Last week, the Hamburg District Court issued a ruling in favor of Eyeo, the company behind prominent ad blocker Adblock Plus, in their long-running battle against German publisher Axel Springer.
According to the original lawsuit, Springer claimed that Adblock Plus (along with similar extensions) modified the way that a web page is displayed. Since those pages qualify for copyright protection, the modification was essentially creating a derivative (ad-free) work and was an infringement.
The court, however, sharply disagreed. Calling the lawsuit “without merit”, the court said, “here is no unauthorized duplication and/or reworking of copyrighted computer programs,” under German copyright law.
The victory is simply the latest in a long line of victories for Eyeo in their fight against Springer.

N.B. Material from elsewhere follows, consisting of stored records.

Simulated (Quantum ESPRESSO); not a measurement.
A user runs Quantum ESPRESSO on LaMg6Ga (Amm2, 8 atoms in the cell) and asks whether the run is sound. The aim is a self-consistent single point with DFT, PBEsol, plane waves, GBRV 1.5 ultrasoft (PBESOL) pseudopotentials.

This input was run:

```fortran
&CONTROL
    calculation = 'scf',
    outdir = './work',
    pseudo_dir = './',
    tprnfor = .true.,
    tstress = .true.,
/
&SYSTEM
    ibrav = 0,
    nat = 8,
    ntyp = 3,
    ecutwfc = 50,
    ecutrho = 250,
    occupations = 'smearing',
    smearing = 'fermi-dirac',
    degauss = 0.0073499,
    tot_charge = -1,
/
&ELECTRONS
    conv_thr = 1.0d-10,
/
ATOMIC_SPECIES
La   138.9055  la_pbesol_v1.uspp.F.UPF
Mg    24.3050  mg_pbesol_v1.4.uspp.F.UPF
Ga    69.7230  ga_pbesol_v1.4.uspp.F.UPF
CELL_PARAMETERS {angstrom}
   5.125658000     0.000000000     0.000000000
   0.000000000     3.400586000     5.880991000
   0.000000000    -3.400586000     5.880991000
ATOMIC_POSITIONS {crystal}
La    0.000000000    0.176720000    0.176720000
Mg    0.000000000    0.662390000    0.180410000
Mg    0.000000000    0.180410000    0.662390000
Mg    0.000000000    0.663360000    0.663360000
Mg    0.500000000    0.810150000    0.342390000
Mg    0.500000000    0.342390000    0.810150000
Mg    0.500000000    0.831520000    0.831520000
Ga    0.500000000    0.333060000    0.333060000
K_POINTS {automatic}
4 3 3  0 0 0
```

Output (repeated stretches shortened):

In 2015, Springer attempted to argue that Eyeo’s service to whitelist certain ads, for a fee, but in 2015 a German court ruled it did not breach any of the country’s laws and, in 2018, the Supreme Court upheld that decision (overturning a partial victory at an appeals court along the way).
In the most recent case, Springer has already vowed to appeal the ruling, which seems likely.
Nonetheless, it is one of the first major court ruling that looks at the copyright implications of ad blocking, and it was an unabashed victory for ad blockers. As such, it’s worth taking a moment to look at this issue and understand where it fits in the historical context.
Ad Blocking as Piracy and Copyright Infringement
This idea that modifying a web page to hide ads is a copyright infringement is nothing new. Back in 2010, we examined this exact idea in the light of the rise of ad blocking tools, including Adblock Plus.
However, even then, there was a major problem: A ruling that it’s true would not just impact ad blocking tools, but a slate of other tools that modify web pages for users.
For example, tools that make web pages easier to read, accessible to people with disabilities, enable dark mode or simply change fonts to a user’s preferred choice could be impacted.
Any plugin that did not allow a web page to be displayed exactly as intended could be, at least theoretically, an infringement.
This could even impact certain browsers, such as Apple’s Safari, which has a reader mode built into it.
To back this argument up, Springer attempted to liken ad blocking to cheating in video games. Many video game cheating tools modify game code to give players an unfair advantage. Game developers have repeatedly used this modification successfully as grounds for copyright infringement claims.
However, Springer didn’t argue that that Adblock Plus directly modified or altered any copyright-protected works. Instead, they argued that it interferes with how it is displayed, something that the German court ruled did not sustain a copyright claim.
Though it’s likely that Springer will appeal the ruling, given the strength of this ruling, an appeal seems to be something of a long shot.
From Law to Tech
As we noted above, this isn’t the first time Springer has gone to war with Eyeo nor the first legal theory to target them or ad blocking more broadly.
Publishers have become very eager to try and find ways to stop or at least slow down ad blocking. In the UK alone, publishers were estimated to have lost £50 million ($67.5 million) in just three months due to it.
However, these legal theories have struggled. Users are running ad blocking applications on their devices. Though publishers wish that users would always display a web page exactly as intended, once the code leaves their server it is ultimately up to the user, their browser and their device how it is displayed.
Any rules that would limit how users display would also likely apply to much more benign tools. Courts are, in general, reluctant to hand down sweeping decisions to resolve a niche problem.
Because of these issues, publishers other than Springer have largely abandoned efforts to address ad blocking through the courts. Instead, they’ve turned to technological solutions to try and stop the issue, most notably anti-ad blocking software that either restricts content or annoys ad blocking users with popups.
However, those can create their own problems, including impacting users that don’t block ads. For example, certain security applications or filters can trigger them as well.
Still, without new legislation, the war between publishers and ad blockers is likely to remain mostly a war of technology, not a legal war.
The Internet has long been a place where publishers control what is on their server, but users control how that is displayed on their devices. As long as that dynamic remains, users will modify web pages, often in unpredictable ways.
Apps give publishers a new level of control but still not complete control over how content is displayed. Still, it is unlikely that the web will be fully replaced by apps, especially as a means for people to find content. As such, it will remain an important part of publishers’ strategy for a long time to come.
However, that doesn’t mean that the war over ad blocking will stop. Springer will continue to fight its legal fight while other publishers will focus more on technology.
In the end, this isn’t likely the next major copyright battleground. In truth, copyright is an ill fit for this particular discussion.
But, as the Springer case shows, that doesn’t mean some won’t try.